In Los Angeles, the nation’s second largest city, more than 60 percent of our residents – roughly 2.4 million people – are renters. Over the past 20 years, the amount this group has paid in rent each month has increased 30 percent. The same group’s income increased only slightly, if at all, over that period.

This imbalance isn’t just an issue affecting single-parent households or people who have lost their jobs. It affects a vast majority of our friends, neighbors and employees. It impacts educated, employed residents working in the city’s biggest industries: banking and finance, manufacturing, construction, entertainment, fashion and education.

According to RentJungle.com, the average rent in March in Los Angeles was about $1,550 a month. If affordability is defined as costing no more than 30 percent of your monthly pretax income, this rent level is affordable to a family earning $62,000 per year, or roughly $30 an hour with a 40-hour workweek.

Who does this work for? Well, according to the Bureau of Labor Statistics, this rent level is fine for computer programmers, architects, lawyers, finance types, senior managers and doctors. Who does it not work for? Health care support, food preparers, office and administrative support, building and grounds maintenance staff, retail sales clerks, and many teachers, police officers and manufacturing technicians. In short, this is a problem for much of the supportive backbone of our economy and broader communities.

Housing is a key necessity that allows the region to continue to grow and thrive. When it’s not affordable, it prevents families from taking full advantage of the opportunities our region offers, thereby placing stress on workers and employers alike. If employers cannot attract a skilled workforce, then our city cannot continue on a path of steady economic growth. One only needs to drive two hours north on the 101 to see how this crisis can unfold. According to the Department of Housing and Urban Development, between 2000 and 2011, Santa Barbara saw an average of about 750 more people move out than move in each year. High housing prices played a big role in this.

Los Angeles must not continue down a similar path.

More livable, more profitable

Chief executives must look at the situation and realize the impact affordable housing has on their ability to offer a living wage. They must ignore viewing this crisis and judging its solutions through the typical filter of big-government liberalism versus small-government conservatism. They must consider that making Los Angeles affordable not only makes our city more livable, it makes our businesses more profitable.
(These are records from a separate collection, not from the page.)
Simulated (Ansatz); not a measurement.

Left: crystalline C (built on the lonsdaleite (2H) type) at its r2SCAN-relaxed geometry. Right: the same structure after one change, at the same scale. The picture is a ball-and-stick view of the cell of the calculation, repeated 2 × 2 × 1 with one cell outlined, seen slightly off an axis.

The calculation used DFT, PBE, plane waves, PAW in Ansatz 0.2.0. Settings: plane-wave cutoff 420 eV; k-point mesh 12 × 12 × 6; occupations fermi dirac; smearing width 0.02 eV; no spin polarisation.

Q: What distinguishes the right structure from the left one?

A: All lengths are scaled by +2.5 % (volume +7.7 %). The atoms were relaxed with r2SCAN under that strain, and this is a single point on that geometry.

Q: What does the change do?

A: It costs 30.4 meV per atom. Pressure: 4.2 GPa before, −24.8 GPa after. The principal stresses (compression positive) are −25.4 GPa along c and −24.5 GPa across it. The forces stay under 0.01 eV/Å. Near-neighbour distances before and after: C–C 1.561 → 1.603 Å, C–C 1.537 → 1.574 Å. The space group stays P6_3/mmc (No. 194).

As we elect a new mayor, businesses will have a vested interest in how the new mayor – whether the winner is Wendy Greuel or Eric Garcetti – handles affordable housing. Business leaders should partner with the new mayor and council members, as well as affordable housing advocates, to champion programs that support a livable and profitable Los Angeles.

Business must establish a voice on housing. In recent years, the business community has been very vocal on bread-and-butter issues, such as taxes and workers’ compensation. But it has been largely missing in action when it comes to housing issues. This is a mistake.

It has not always been this way. Indeed, Southern California business was one of the first champions of inclusionary zoning – a requirement that a fixed percentage of all newly produced units offer restricted rents that are affordable to working-class families. In the 1970s, many were concerned that a lack of affordable housing was making it increasingly difficult to attract and retain talented workers. In response, with support from business, Irvine and Orange County passed two of the earliest inclusionary zoning ordinances to promote more of a jobs-housing balance and relieve some anti-competitive pressure.

No one is naïve. Los Angeles will never be as affordable as, say, Des Moines, Iowa. After all, Los Angeles is an expensive place to live, in part, because the amenities and climate make it such a desirable place to live.

However, there are limits beyond which a lack of housing affordability is a sign of trouble more than a sign of appeal, especially for business and the general economy. Current trends in rents, which have been growing at 5 percent to 10 percent annually in Los Angeles, make clear that each year we are pricing more and more qualified workers out of the market. We can no longer chalk this up to the cost of living in paradise. It’s bad business.

Raphael Bostic, director of the USC Bedrosian Center on Governance, is a former assistant secretary of the Department of Housing and Urban Development. Robin Hughes, executive director of Abode Communities, and Tony Salazar, principal at McCormick Baron Salazar, are board members of Housing for a Stronger Los Angeles.